This week, the former railway worker stepped forward to receive his diploma and the traditional laurel wreath awarded to Italian students when they graduate, applauded by his family, teachers and fellow students more than 70 years his junior.
“I am a normal person, like many others,” he said, when asked what it felt like to be graduating so late. “In terms of age I have surpassed all the others but I didn’t do it for this.”
Already in his 90s when he enrolled for a degree in History and Philosophy at the University of Palermo, Paterno grew up loving books, but he never had the chance to study.
“I said, ‘that’s it, now or never,’ and so in 2017, I decided to enroll,” he told Reuters in his apartment in the Sicilian city of Palermo, which he rarely leaves nowadays due to his frailty.
“I understood that it was a little late to get a three-year degree but I said to myself ‘let’s see if I can do it’.”
On Wednesday, he graduated first in his class with top honours, receiving congratulations from the university chancellor Fabrizio Micari.

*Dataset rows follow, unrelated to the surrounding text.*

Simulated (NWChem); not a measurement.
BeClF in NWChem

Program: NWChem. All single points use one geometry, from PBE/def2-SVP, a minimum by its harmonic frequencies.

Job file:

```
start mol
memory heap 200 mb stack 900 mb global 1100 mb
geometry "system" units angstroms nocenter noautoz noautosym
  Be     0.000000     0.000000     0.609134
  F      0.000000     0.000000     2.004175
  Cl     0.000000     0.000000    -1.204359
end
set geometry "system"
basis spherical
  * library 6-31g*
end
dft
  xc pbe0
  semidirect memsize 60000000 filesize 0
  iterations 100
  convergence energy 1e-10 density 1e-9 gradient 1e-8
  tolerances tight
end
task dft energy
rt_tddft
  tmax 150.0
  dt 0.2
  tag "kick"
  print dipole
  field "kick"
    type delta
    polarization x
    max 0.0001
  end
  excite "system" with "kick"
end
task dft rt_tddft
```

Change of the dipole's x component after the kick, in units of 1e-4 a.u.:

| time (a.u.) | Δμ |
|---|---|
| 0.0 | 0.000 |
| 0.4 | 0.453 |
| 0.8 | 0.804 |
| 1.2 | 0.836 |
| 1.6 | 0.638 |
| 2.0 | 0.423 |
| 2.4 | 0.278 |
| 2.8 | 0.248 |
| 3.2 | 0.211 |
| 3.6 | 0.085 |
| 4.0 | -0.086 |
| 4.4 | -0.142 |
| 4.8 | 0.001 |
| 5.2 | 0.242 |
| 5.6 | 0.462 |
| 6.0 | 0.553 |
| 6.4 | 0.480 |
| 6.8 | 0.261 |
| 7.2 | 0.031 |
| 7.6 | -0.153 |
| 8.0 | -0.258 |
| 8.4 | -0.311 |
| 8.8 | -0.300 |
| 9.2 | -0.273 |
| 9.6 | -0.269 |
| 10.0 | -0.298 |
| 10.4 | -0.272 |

Growing up in a poor family in Sicily in the years before the Great Depression, Paterno received only basic schooling as a child. He joined the navy and served during World War II before going on to work in the railways as he married and brought up two children.
In a society focused on rebuilding after the war, work and family were the priorities, but Paterno wanted to learn and graduated from high school at the age of 31, always harboring a desire to go further.